UNITED NATIONS — China’s U.N. ambassador warned Wednesday against further escalation between India and Pakistan over the disputed Kashmir region and expressed hope that a Security Council meeting called by Beijing will encourage both countries to seek a solution through dialogue.

Zhang Jun told several reporters after the closed meeting that China remains “concerned about the situation on the ground” in Kashmir.

“I’m sure the meeting will be a help in both parties to understand the risk of further escalation and encourage them to approach to each other and to have dialogue and to seek means to seek solutions through dialogue,” Zhang said.

India’s Hindu nationalist-led government ended Muslim-majority Kashmir’s semi-autonomous status in August. The move was accompanied by a harsh crackdown, with New Delhi sending tens of thousands of additional troops to the already heavily militarized region, imposing a sweeping curfew, arresting thousands and cutting virtually all communications.

Authorities have since eased several restrictions, lifting roadblocks and restoring landlines and cellphone services, but Internet service is yet to be restored in the Kashmir valley. India’s action sparked protests, and last Friday the country’s top court ordered the government to review all restrictions within a week, saying the measures amounted to abuse of power.

China has supported Pakistan, India’s arch rival, in opposing New Delhi’s downgrading of Kashmir’s semi-autonomy and continuing restrictions in the disputed region. Pakistan’s Foreign Minister Shah Mahmood Qureshi was scheduled to meet U.N. Secretary-General Antonio Guterres at U.N. headquarters later Wednesday.

Council diplomats, speaking on condition of anonymity because Wednesday’s meeting was closed, said China wanted a review of the U.N. observer mission in Kashmir. But the overwhelming number of countries on the 15-member council urged deescalation and said the dispute is bilateral and should be resolved by India and Pakistan.
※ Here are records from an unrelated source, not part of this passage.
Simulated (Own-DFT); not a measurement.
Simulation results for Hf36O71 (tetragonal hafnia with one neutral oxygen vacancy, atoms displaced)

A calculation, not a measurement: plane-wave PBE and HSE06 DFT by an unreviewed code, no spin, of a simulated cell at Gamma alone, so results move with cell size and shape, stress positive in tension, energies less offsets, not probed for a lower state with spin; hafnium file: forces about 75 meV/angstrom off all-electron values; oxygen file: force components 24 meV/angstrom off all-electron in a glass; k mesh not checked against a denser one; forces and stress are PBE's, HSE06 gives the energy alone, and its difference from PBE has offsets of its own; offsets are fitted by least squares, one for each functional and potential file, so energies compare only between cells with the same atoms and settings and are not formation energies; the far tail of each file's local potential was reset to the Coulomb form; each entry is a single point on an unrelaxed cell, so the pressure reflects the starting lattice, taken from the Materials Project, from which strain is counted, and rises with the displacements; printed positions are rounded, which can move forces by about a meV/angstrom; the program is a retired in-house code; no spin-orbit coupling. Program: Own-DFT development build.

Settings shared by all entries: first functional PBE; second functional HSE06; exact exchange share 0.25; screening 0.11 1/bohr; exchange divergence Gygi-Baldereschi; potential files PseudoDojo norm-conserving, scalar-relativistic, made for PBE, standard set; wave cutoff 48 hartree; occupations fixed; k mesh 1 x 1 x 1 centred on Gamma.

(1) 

At the end of British colonial rule in 1947, the Indian subcontinent was divided into predominantly Hindu India and mainly Muslim Pakistan. They have fought two of their three wars over control of Kashmir, which had been a Muslim-majority kingdom ruled by a Hindu maharaja.

The first war ended in 1948 with a U.N.-brokered cease-fire that left Kashmir divided, with the promise of a U.N.-sponsored referendum on its “final disposition” that has never been held.

The U.N. sent military observers to supervise the cease-fire in January 1949 and following renewed hostilities in 1971 the U.N. mission has remained in the area to observe developments and report to the secretary-general — not to the Security Council as other peacekeeping missions do.

The Security Council held its first closed consultations on Kashmir since 1971 following India’s surprise action in August to change the Himalayan region’s status.

India accuses Pakistan of arming and training insurgents fighting for Kashmir’s independence from India or its merger with Pakistan. Pakistan denies the charge and says it offers only diplomatic and moral support to the rebels.